111 minutes: MPAA rating: PG-13

Like its title, “The Courier” is an unprepossessing Cold War thriller that, despite an OK turn from leading man Benedict Cumberbatch and a based-on-fact birthright, never works up a full head of steam.

In the early 1960s British businessman Greville Wynne (Cumberbatch) was recruited by his country’s spymasters. An independent salesman who represented dozens of Western manufacturers, Wynne was encouraged by the M-16 spooks to expand his operation to the growing Soviet market.

Mostly he was to carry on business as usual. But from time to time he would be asked to bring pilfered Soviet secrets back to London.

Initially Wynne rejects the idea.  He’s not a spy, after all.

Noting Wynne’s unremarkable military record and his gone-to-flab physique, his handler reassures him: “If this mission were really dangerous you’re the last man we’d send.”
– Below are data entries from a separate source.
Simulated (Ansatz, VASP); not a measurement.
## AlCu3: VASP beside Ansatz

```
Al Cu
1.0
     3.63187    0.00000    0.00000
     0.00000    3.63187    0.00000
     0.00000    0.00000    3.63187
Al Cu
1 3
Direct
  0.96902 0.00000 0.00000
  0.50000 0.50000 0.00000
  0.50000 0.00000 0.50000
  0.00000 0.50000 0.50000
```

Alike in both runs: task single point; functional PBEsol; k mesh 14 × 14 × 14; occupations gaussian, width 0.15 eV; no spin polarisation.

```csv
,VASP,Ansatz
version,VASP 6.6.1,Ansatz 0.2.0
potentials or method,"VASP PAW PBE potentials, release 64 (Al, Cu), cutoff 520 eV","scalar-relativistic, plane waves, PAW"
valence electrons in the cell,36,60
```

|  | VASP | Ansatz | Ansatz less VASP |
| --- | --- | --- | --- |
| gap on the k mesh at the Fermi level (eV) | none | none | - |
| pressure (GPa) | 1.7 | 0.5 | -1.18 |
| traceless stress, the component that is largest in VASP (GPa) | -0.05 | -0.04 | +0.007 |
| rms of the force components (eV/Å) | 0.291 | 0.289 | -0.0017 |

Wynn’s contact in Moscow is Oleg Penkovsky (Merab Ninidze), a WWII hero now working for the KGB, though his “official” title is that of trade specialist.  Penkovsky is the film’s most interesting character, a guy so traumatized by Krushchev’s podium pounding and the growing Cuban Missile Crisis that he’s willing to turn his country’s secrets over to the West in the hope of avoiding all-out nuclear war.